There’s a question people keep asking about Damn: What's it mean for hip-hop that Kendrick Lamar outsold Drake, with 600,000 units to More Life’s 505,000? Could it signal a sea change for the genre? Is rap moving away from Auto-Tune melodies? Have we witnessed the birth and simultaneous death of the playlist format? Is non-religious rap doomed? Must rap have an explicit politics to attract young people? The answer is, no.

Setting aside the mitigating factors that likely caused the sales disparity—the extra time Kendrick had, the availability of physical copies of Damn, Drake’s unorthodox, prolonged rollout—this moment isn’t a passing of the guard. Maybe the loss gets under Drake’s skin enough that he uses Kendrick’s name in a song, but this isn’t Kanye outselling 50 Cent in ‘07. This isn’t a referendum on bars, the triumph of reactionary hip-hop conservatism.

What it is, though, is testament of Kendrick’s dedicated fanbase and a rare occasion to watch the positive intersection of quality and popularity. I’m hard-pressed to recall a time when art of this quality reached this many people. Lemonade?

But still, it rarely works this way, especially when you consider mediums outside of music. This is like Moonlight doing Marvel numbers. An impossibility.

Damn’s chart success tells us what we already know—that black music is the most vital music being made. Black music wrestles America down to the ground while also creating space to imagine a better future than the one we appear to be chasing, fatally.  

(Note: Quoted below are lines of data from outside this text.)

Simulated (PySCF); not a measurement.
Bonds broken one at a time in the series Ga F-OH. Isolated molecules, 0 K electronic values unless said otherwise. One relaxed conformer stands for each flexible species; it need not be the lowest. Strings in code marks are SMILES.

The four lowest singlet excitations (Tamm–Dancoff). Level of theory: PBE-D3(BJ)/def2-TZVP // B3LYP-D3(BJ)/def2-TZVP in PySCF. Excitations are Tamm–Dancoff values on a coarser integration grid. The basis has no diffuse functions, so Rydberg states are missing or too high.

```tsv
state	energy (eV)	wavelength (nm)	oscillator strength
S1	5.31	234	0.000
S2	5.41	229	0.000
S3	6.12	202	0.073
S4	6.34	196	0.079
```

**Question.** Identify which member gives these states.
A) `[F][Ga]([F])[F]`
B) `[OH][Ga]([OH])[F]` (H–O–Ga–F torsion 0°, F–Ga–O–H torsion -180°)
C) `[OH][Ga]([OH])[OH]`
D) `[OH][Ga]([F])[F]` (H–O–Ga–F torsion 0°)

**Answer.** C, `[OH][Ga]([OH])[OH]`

The clamor for Kendrick’s chart dominance to mean something beyond that, especially with regards to Drake and hip-hop, has more to do with the macho, competitive nature of rap than it does the content of either Damn or More Life. Neither project—fleeting moments aside—could accurately be described as attempts to assert yourself as the best rapper in game, in the traditional sense. Kendrick’s prowess is in service of exacting self-analysis and conceptual storytelling. Kendrick calls himself the greatest on the final track of Damn, and he’s not wrong, but the assertion is offhand, and part of a larger point about chance, karma, and God’s plan. More Life is course correction with gusto; Drake samples sounds and styles gleefully, like a person at a party showing off all the cool people they know by means of endless introductions. But ultimately he arrives at the conclusion that he needs rest. It’s a postcard from vacation.

On the one hand, it’s maddening that so many of us insist on comparing Kendrick and Drake, as if there can be only one, as if the one disc knocks the other out of existence. (You can listen to multiple albums in the course of a day.) True, they ask for it in that when one asserts that he’s the greatest, which then asks the listener to weigh the validity of the statement. Because Kendrick and Drake have the most legitimate claims to that title right now, the comparison persists. But it’s a sports-type impulse, and I hate sports.

I do enjoy criticism, though, and love analyzing the minutiae of a project to determine which thing is best, which is most successful in its aims, which stirs me most. In that sense, I’m happy to debate whether More Life is better than Damn. (It’s not.) I’m happy to argue over whether Damn is Kendrick’s best album. (It is.) And I’m happy to speak about the 2017 album that cratered me hardest, that feels like the definitive work in an ever-surprising career. (That would be Hndrxx.)

All the other conversations are diverting noise. Invigorating to listen to and often hard to ignore for the entertaining hyperbole and inventive, high-wire rhetoric. But noise nevertheless. Sometimes, it can drive even more people to the album, as it may have done for Damn. Still, it’s not the main course. That would be the music.